The court should grant defendant’s motion and dismiss both counts with prejudice and without leave to amend. Claim preclusion bars the claims by both parties.
FRCP 12(b)(6) Standard
A motion to dismiss for failure to state a claim tests the legal and factual sufficiency of a pleading stating a claim for relief. FRCP 12(b)(6). A claim is legally insufficient when the plaintiff asserts a legal right that does not exist on the facts pleaded. A claim is factually insufficient when the plaintiff fails to plead sufficient facts to show entitlement to relief.

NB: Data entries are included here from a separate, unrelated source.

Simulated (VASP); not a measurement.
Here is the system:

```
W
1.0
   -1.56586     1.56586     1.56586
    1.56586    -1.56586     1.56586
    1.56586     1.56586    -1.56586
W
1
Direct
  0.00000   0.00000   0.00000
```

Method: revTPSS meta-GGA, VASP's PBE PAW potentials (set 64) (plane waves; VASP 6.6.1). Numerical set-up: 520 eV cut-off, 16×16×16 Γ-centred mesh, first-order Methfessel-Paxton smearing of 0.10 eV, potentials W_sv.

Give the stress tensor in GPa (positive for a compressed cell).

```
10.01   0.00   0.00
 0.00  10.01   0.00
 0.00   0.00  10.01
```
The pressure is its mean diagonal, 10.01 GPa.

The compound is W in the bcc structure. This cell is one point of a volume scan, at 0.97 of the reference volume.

The court looks at the four corners of the complaint. FRCP 12(d). The “four corners” includes three things. The court looks at the allegations in the complaint. It can view written instruments and documents attached to the pleading, which are treated as part of the pleading for all purposes. FRCP 10(c). And the court can take judicial notice of facts established in public records such as those of judicial proceedings, whose reliability cannot reasonably be questioned. If on a 12(b)(6) motion material not contained within (or treated as within) the four corners is presented to and not excluded by the court, the court must convert the motion to one for summary judgment. FRCP 12(d).
The court takes all nonconclusory allegations in the complaint as true and draws all reasonable inferences in favor of the plaintiff. Vullo.
Resolving as 12(b)(6)
The claim preclusion defense relies on facts contained in the pleadings, declarations, and court decisions in Combs v. TEA (Tex. 2011), a decision of the Texas Supreme Court. The court may take judicial notice of these facts, as they appear in the records of judicial proceedings, thus their reliability cannot reasonably be questioned. Along with the facts pleaded in the Complaint, the facts established in the prior litigation are part of the complaint and can be considered on a 12(b)(6) motion.
Claim Preclusion
Claim preclusion (at common law res judicata) prevents parties from litigating claims for relief that were or could have been litigated in a prior suit.
Claim preclusion requires that: 1) the prior litigation produced a final judgment on the merits; 2) the same parties or those in privity are involved in both actions; 3) the claims in the current action were brought or could have been brought in the prior action; and 4) the claims in the current action are part of the same cause of action as in the prior action. For the final prong, courts apply the “transactional approach,” under which parties cannot bring new claims arising from the same transaction or occurrence, meaning the same set of underlying historical facts or events. Courts apply the “logical relationship” test, looking to whether the essential facts of the claims in the second action are so logically connected to the claims in the prior action that considerations of judicial economy dictate that they be litigated together. Jones (2d Cir.).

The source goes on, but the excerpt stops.